It is noted that although FIG. 2 illustrates the mapping application 122 as a standalone application, the functionality of the mapping application 122 also can be provided in the form of an online service accessible via a web browser executing on the client device as a plug-in or extension for another software application executing on the client device etc. The mapping application 122 generally can be provided in different versions for different respective operating systems. For example, the maker of the client device 10 can provide a Software Development Kit (SDK) including the mapping application 122 for the Android™ platform, another SDK for the iOS™ platform, etc.

In addition to the mapping application 122, the memory 120 stores other client applications 132, such as music applications, video applications, gaming applications, streaming applications, radio applications, social media applications, etc. which play audio content. These applications 132 may expose APIs for communicating with the mapping application 122.

In some implementations, the server device 60 includes one or more processors 62 and a memory 64. The memory 64 may be tangible, non-transitory memory and may include any types of suitable memory modules, including random access memory (RAM), read-only memory (ROM), flash memory, other types of persistent memory, etc. The memory 64 stores instructions executable on the processors 62 that make up a driving event sound machine learning (ML) model generator 68, which can generate a first machine learning model for identifying driving event sounds and a second machine learning model for determining whether an identified driving event sound is real or artificial.

The driving event sound ML model generator 68 and the driving event sound detector 134 can operate as components of a driving event sound detection system. Alternatively, the driving event sound detection system can include only server-side components and simply provide the driving event sound detector 134 with instructions to present notifications or adjust the audio. In other words, driving event sound detection techniques in these embodiments can be implemented transparently to the driving event sound detector 134. As another alternative, the entire functionality of the driving event sound ML model generator 68 can be implemented in the driving event sound detector 134.

For simplicity, FIG. 2 illustrates the server device 60 as only one instance of a server. However, the server device 60 according to some implementations includes a group of one or more server devices, each equipped with one or more processors and capable of operating independently of the other server devices. Server devices operating in such a group can process requests from the client device 10 individually (e.g., based on availability), in a distributed manner where one operation associated with processing a request is performed on one server device while another operation associated with processing the same request is performed on another server device, or according to any other suitable technique. For the purposes of this discussion, the term “server device” may refer to an individual server device or to a group of two or more server devices.

In operation, the driving event sound detector 134 operating in the client device 10 receives and transmits data to the server device 60 and/or the navigation data server 34. Thus, in one example, the client device 10 may transmit a communication to the navigation data server 34 requesting navigation directions from a starting location to a destination. Accordingly, the navigation data server 34 may generate a set of navigation instructions and provide the set of navigation instructions to the client device 10. The client device 10 may also transmit a communication to the driving event sound ML model generator 68 (implemented in the server device 60) for the first machine learning model for identifying driving event sounds and the second machine learning model for determining whether an identified driving event sound is real or artificial.
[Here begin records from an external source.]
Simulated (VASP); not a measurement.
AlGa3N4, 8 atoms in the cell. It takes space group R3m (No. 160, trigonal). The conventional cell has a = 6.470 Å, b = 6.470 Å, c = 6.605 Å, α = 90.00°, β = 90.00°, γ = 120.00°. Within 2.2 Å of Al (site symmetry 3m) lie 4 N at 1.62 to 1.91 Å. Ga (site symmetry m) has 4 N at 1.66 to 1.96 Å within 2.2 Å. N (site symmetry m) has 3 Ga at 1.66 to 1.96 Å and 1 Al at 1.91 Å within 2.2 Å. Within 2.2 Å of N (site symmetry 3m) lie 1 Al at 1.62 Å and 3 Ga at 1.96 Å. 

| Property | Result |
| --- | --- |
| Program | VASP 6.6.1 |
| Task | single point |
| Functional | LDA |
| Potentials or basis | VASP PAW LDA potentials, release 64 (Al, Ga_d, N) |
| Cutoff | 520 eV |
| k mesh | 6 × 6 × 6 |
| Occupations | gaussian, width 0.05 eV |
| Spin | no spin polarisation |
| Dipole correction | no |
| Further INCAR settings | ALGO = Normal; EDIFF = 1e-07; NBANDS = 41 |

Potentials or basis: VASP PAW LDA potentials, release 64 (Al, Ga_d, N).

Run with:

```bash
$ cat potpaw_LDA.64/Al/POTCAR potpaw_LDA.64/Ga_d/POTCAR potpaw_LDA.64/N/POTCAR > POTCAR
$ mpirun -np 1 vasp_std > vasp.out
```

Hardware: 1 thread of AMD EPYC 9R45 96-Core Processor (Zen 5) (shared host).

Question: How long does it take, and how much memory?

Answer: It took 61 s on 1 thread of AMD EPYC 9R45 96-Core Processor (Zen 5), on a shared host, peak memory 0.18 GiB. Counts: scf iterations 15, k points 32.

The client device 10 may then apply audio features to the first machine learning model to detect driving event sounds, and may apply characteristics of detected driving event sounds to the second machine learning model to determine whether the driving event sounds are real or artificial.

In some embodiments, the driving event sound ML model generator 68 may generate a separate machine learning model for each type of driving event sound. For example, the driving event sound ML model generator 68 may generate one machine learning model for identifying police sirens, another machine learning model for identifying fire truck sirens, yet another machine learning model for identifying ambulance sirens, another machine learning model for identifying a vehicle honking, another machine learning model for identifying the sound of a vehicle collision, yet another machine learning model for identifying a vehicle malfunction alarm, etc. In other implementations, the driving event sound ML model generator 68 may generate a single machine learning model with a different output class for each type of driving event sound.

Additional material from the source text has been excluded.